Thursday, June 23, 2011

May I put LinkedIn in its place, please?


Huh.

Who knew that in the competitive social media landscape, LinkedIn was the equivalent of the aloof cheerleader in high school who claimed that people who didn't like her were "just jealous."

At least that's how it appears when The Atlantic Wire releases an article claiming that women just don't "get" LinkedIn. They go one further and purport that we're less "savvy" at social networking than men.

Full disclosure: The professional networking site itself defines "savvy" in a rather unusual way -- "a ratio of two things: 1) the ratio of one-way connections that men have to connections that women have, and 2) the ratio of male members on LinkedIn to female members. We label an industry as “female savvy” when, for example, 45% of the industry is female and where women have 70% of the connections. A perfectly neutral industry is one in which the % of females in the industry is equal to the % of connections that women have in the industry."

Okaaaaay.

Now, I'd be taking this declaration more seriously if the Pew Research Center had themselves deemed women less fluent in corporate social-professional networking, but this is the scorned company itself declaring that because fewer women USE the site, it must naturally follow that they don't UNDERSTAND the site.

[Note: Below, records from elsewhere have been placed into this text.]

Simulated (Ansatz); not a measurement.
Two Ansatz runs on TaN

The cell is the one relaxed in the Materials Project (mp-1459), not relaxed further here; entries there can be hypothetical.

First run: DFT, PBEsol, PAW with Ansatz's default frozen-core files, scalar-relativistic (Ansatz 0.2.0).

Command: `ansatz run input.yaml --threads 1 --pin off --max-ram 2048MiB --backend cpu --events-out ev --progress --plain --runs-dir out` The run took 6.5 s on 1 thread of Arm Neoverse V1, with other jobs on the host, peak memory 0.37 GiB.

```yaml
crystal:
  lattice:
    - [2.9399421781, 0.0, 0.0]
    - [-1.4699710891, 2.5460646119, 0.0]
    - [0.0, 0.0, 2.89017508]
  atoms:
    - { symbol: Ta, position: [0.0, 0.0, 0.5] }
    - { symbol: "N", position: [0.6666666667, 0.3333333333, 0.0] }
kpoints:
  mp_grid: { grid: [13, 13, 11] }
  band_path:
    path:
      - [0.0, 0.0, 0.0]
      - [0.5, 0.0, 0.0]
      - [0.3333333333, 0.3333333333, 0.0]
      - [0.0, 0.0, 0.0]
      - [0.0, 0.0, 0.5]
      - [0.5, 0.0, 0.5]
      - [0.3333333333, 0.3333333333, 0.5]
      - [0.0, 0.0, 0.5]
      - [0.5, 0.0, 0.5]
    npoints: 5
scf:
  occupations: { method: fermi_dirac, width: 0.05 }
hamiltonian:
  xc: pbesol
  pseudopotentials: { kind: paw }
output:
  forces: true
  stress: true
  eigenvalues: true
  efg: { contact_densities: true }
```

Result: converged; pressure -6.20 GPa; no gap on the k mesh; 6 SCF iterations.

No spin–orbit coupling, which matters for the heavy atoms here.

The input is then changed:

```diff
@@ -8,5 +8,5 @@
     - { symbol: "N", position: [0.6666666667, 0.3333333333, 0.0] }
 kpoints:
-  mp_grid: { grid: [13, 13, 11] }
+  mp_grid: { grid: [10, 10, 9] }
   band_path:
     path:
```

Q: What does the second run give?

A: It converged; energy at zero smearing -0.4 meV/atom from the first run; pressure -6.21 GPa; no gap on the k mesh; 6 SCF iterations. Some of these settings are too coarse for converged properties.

Bit of a jump from Observation A to Insult B, I'd say, particularly given that the same study indicates that "As with the use of most social media, SNS users are disproportionately female (56%). Women also comprise the majority of email users (52% women), users of instant message (55%), bloggers (54%), and those who use a photo sharing service (58%)." Soooo, we use electronic forms of communication in greater proportion than men, but when it comes to THIS PARTICULAR SITE, we're just dumbfounded as to how to make it work for us. Couldn't possibly be that we don't like the product.

Actually, the study itself, "Social networking sites and our lives: how people's trust, personal relationships, and civic and political involvement are connected to their use of social networking sites and other technologies" is a fascinating read. The Pew Research Center's Internet and American Life Project took a look at our use of social networking sites to investigate how our participation relates to our "varying social behaviors and attitudes." The study actually pointed toward an interesting discovery: that we're MORE intimately connected with one another now that we're all up in each other's business on the webernets.

Here's my perspective on the LinkedIn disparity -- it's very similar to the Wikipedia gender disparity (that is, the fact that most creators of Wikipedia content are male) which was explained very well by Kevin Drum of Mother Jones:

"The gender disparity is real. But I suspect the reason has less to do with women having trouble asserting their opinions and more to do with the prevalence of obsessive, Aspergers-ish behavior among men. After all, why would anyone spend endless hours researching, writing and editing a Wikipedia post for free about either The Simpsons or Mexican feminist writers? I think that "having an opinion on the subject" is far too pale a description of why people do or don't do this. You need to be obsessed. You need to really care about the minutia of the subject and whether it's presented in exactly the right way. And you need to care about this in a forum with no professional prestige. You're really, truly doing it just for the sake of the thing itself. I've long been convinced that this tendency toward obsession is one of the key differences between men and women. I don't know what causes it. I don't know if it helped primitive men kill more mastodons during the late Pleistocene."

Aha. In that case, it would make this observation within another Atlantic Wire article that much more accurate. "Given that LinkedIn is the only specifically business- and career-oriented site on the list, are these numbers a reflection of the real world's male-dominanted hierarchies, slipping in to pixelated form? Or is it just that men are more into uploading resumes and feeling important on the Internet? We're kind of leaning to the latter..."

Aha. And there it is: professional accomplishment versus relationship-building, one of those age-old, hallmark gender differences.

I'll be frank - I log into LinkedIn only occasionally; typically after a rough week at work when I want to touch up my resume and dip my toe into the job prospecting pool. Immediately following that, I'll head over to Facebook to cruise through pictures of So-and-so's anniversary weekend or engagement photos or baby pictures or whatever - because it takes my mind OFF of the work situation and places it back in more comfortable, people-oriented territory.

LinkedIn tends to reduce its users to a series of positions they've held, to a series of colleagues who's work they recommend, to organizations who's board they chair. Reduces them to their resumes. And perhaps, for men who (to generalize) tend to extract a greater sense of worth from accomplishment than from relationship, the cooler, hands-off nature that comparing resume size on LinkedIn provides is, inherently, more attractive to men.

And it's not that we don't "get it."

It's that we don't like it.

At least not in our spare time. Not for fun.